[GE users] possible qstat problem with 6.0u7?

Sebastian Stark stark at tuebingen.mpg.de
Thu Dec 22 13:26:19 GMT 2005


    [ The following text is in the "iso-8859-1" character set. ]
    [ Your display is set for the "ISO-8859-10" character set.  ]
    [ Some special characters may be displayed incorrectly. ]

On Tuesday 20 December 2005 09:45, Marco Donauer - SUN Microsystems wrote:
> I talked to our communication guru, and this is no problem. This message
> appears, if a client
> is stopped with control c or a kill.

Yes, it sometimes happens if people are doing "qlogin -now no" and are tired 
of waiting for a slot after an hour or so. They hit ctrl-c and the qlogin 
process goes away. Unfortunately the job does not disappear from the qstat 
listing. But that's another problem.

> >>Currently I'm not able to reproduce the both errors. The qstat -F .....
> >>-q .... is working

The "qstat -F ... -q all.q at node1" problem is a bit clearer now:

If I add the node1 to the /etc/hosts file it works. It does not work if the 
only way to resolve the hosts name is DNS however. Most notably this means it 
does not necessarily have to do with the u4->u7 transition because I also 
switched from /etc/hosts to DNS after the upgrade.
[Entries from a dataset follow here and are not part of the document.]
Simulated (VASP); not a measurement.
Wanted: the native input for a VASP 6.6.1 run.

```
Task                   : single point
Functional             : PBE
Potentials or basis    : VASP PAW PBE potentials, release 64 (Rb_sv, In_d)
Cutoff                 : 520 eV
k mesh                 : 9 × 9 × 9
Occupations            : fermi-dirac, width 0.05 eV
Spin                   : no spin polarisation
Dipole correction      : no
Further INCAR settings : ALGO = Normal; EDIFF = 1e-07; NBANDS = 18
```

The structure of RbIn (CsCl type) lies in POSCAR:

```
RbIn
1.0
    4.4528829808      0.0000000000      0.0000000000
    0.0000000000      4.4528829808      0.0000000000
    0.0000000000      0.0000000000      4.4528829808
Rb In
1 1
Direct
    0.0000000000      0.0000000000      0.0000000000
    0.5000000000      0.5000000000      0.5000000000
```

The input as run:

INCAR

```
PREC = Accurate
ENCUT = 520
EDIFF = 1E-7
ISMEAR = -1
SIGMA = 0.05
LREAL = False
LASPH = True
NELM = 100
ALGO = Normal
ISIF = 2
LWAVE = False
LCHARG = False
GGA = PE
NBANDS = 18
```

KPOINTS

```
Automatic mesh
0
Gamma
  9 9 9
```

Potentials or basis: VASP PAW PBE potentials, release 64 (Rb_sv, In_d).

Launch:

> >>and the qstat -j is working too.

Problem with qstat -j still exists, even if I add all hosts to /etc/hosts. So 
those problems do not seem to be related to each other.

> Hm I don't know. I don't thinks that a faulty memory is the reason.
> You're talking about a high load.
> Is this load on the nfs also?  In this caes the connection to the master
> host could be lost.

The nfs load is high sometimes, yes. For this reason we use a Solaris 
fileserver :) I never noticed nfs connection problems, if there were any, I'm 
sure the users would complain (as their homes would stop working)

> One other question, did you do an upgrade from u4 to u7 or is this a
> complet new installation with u7?

I upgraded exactly like the upgrade manual said. I also did the backup and bdb 
upgrade step.

> In case of an upgrade, are you really sure, that all binaries and libs
> are upgraded eg. local binaries or something else?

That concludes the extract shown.